To begin, I think it important to define left-wing politics and the ideologies under it we are going to discuss. Broadly speaking, the political left represents an advocacy for social equality as opposed to social hierarchy. For example, the broad left-wing ideology of socialism believes that this equality should be achieved by public ownership of the means of production for the benefit of all, rather than the private ownership of the means of production, for the benefit of the owners. One movement within socialism, known as communism, believes that establishing socialism within every country will cause the state to fall away, resulting in a stateless and classless society controlled by the workers. Another movement within socialism is democratic socialism, which is more focused on reforming a society through democracy to achieve better outcomes, which might include some level of a socialist economy. Democratic socialism can be compared to social or modern liberalism, an ideology focused on making capitalism more livable, through regulation, taxation, and welfare, rather than removing it. This social liberalism represents the typical ideology of the Democratic party today.

Following the Civil War, which ended in 1865, the United States industrialized rapidly. Steel manufacturing, oil production, railroad construction, and other related industries expanded in the following decades, with control of an industry typically concentrated among one or a small number of people, with such individuals being called robber barons. Such robber barons included Carnegie, who controlled the steel Industry, Rockefeller, who controlled the oil industry, and Vanderbilt, who controlled railroads. Although this period brought rapid advances in technology, economic growth, and urbanization, the benefits were not experienced by most people, leading to its name of the Gilded Age, referring to covering an object with a thin coat of gold, which can easily be scratched away. For example, by scratching away at the technological benefits of the Gilded Age, the poor living conditions, low wages, and child labor would be revealed. As one response to low wages and bad working conditions, workers formed labor unions, to collectively negotiate wages and working conditions.

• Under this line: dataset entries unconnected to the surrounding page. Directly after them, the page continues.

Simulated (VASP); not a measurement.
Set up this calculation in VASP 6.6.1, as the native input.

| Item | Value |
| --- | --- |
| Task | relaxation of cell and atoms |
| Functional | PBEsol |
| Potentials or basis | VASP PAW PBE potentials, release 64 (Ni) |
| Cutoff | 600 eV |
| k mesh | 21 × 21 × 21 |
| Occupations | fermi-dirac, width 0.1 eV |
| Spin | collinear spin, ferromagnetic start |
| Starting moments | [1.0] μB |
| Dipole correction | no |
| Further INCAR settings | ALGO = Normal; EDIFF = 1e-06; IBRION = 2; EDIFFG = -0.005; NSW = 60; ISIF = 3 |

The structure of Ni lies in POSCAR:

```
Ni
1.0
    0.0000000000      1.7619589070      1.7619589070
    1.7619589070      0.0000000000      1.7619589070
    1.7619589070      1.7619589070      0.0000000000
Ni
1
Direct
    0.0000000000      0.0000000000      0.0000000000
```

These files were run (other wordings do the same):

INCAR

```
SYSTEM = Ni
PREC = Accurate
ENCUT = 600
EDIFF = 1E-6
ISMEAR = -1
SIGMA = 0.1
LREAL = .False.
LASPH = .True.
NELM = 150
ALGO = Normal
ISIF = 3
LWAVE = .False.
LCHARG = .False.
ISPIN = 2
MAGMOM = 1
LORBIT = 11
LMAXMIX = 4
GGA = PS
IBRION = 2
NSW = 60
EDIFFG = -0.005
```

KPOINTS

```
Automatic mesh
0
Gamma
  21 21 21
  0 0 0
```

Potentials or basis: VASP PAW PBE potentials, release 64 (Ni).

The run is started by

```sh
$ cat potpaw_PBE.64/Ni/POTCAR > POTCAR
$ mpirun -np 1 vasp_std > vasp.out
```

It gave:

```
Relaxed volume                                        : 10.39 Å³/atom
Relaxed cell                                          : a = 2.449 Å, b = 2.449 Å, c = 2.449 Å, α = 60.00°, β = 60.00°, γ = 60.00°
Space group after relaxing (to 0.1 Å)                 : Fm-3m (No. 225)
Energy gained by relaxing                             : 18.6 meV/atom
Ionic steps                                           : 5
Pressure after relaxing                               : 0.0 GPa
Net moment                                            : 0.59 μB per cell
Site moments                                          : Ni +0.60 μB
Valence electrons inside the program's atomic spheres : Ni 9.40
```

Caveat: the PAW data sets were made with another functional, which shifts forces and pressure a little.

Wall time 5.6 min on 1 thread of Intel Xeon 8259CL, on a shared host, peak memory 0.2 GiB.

A somewhat similar development to the Gilded Age occurred as a result of the industrialization of the Russian Empire. As Russia industrialized, the benefits were experienced by the the Emperor, his family, and the nobility. Inspired by the works of Karl Marx and Friedrich Engels who gave a theoretical basis to socialism, Russian socialist revolutionaries like Vladimir Lenin began to work to overthrow the Emperor and implement socialism. This came to a head in 1917, when political and economic damage due to the First World War triggered the Russian Revolution. The Russian Revolution saw the fall of the Monarchy, and a series of events which culminated in the Russian Civil War, a civil war between socialist countries led by Bolsheviks like Vladimir Lenin, the Pro-Monarchy White Movement, and other peoples seeking independence from Russia. This event unnerved many Americans in business and government, who were concerned that the same kind of socialist revolution could occur in the United States.

Events like the Russian Civil War, and domestic civil unrest associated with Anarchists, Labor Unions, and American socialists unnerved many Americans in government and business, triggering the first Red scare. This Red Scare was a widespread targeting of socialists and those seen as sympathetic to them, raiding their offices, deporting them, and arrest them. For example, Eugene Debs, founder of the Industrial Workers of the World and a frequent Presidential candidate under the Socialist Party for America, was arrested under the Espionage Act of 1917 for a speech wherein he criticized the draft, tried, and convicted, sentenced to prison for 10 years. In addition, five socialists were expelled from the New York State Assembly, and 249 Russian immigrants were deported. All of these actions were performed on the basis that socialists were radicals and a threat to American society, despite being largely unconstitutional.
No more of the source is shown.